Shaun Mullen and Michael Stickings have already chimed in today on Mike Huckabee, so I won’t. What I will chime in on is the larger context in which people like Huckabee operate.
In short, they believe in the reconstruction of everything around them — from government to science to media — so those things fit their interpretation of their bible. Anything that is not thus reconstructed is not valid to them.
Andrew Sullivan zeroes in on this mentality today and concludes:
Once you have dedicated your life to fundamentalist religion, once you have insisted that nothing – let alone politics – can be independent of absolute Biblical judgment, documents like the Constitution are indeed secondary. They have to be amended to be brought into line with the authoritative truth. Nothing can interfere with that authority – nothing.
Do you think Sullivan is over-reacting? Do you think he’s exaggerating?

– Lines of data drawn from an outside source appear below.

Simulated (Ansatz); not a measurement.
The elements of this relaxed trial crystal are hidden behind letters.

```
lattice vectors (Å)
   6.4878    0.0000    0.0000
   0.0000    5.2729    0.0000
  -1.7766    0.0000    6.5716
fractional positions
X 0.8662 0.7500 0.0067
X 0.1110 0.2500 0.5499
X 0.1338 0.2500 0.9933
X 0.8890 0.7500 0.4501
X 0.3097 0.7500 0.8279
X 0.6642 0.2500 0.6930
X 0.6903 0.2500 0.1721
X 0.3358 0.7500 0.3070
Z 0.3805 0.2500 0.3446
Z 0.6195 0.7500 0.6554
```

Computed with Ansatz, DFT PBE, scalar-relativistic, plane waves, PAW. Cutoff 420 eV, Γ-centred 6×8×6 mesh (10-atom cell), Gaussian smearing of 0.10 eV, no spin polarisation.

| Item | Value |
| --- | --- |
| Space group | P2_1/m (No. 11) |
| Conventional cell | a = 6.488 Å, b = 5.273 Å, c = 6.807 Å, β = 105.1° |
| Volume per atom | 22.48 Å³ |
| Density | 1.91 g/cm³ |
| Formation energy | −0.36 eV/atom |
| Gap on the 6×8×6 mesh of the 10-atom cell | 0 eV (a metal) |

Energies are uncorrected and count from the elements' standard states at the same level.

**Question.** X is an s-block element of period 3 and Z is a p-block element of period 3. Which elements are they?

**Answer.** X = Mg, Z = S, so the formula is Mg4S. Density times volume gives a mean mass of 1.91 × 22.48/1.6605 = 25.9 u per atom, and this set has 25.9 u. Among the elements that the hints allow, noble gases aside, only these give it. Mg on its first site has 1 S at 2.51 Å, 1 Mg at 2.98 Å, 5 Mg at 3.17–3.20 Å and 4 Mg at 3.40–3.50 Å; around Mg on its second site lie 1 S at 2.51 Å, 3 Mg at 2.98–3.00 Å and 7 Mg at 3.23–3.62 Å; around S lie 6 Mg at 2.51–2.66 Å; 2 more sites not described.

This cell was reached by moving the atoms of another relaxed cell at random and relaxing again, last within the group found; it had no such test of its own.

He’s not. I know. I was raised in a church environment that frequently accepted such principles and welcomed those who espoused them into our lives. After leaving that church and making my peace with the secular world, I am now terribly hesitant to go back — so much so that I refuse to ask my own parents what they think about proposals like re-shaping the Constitution to fit Biblical Law. I refuse to ask them because I’m afraid I already know their response: “What’s wrong with that? It doesn’t sound like such a bad idea to me. The Bible is God’s word, after all.”
As the immortal Charlie Brown might say: “AAAAAARGH!”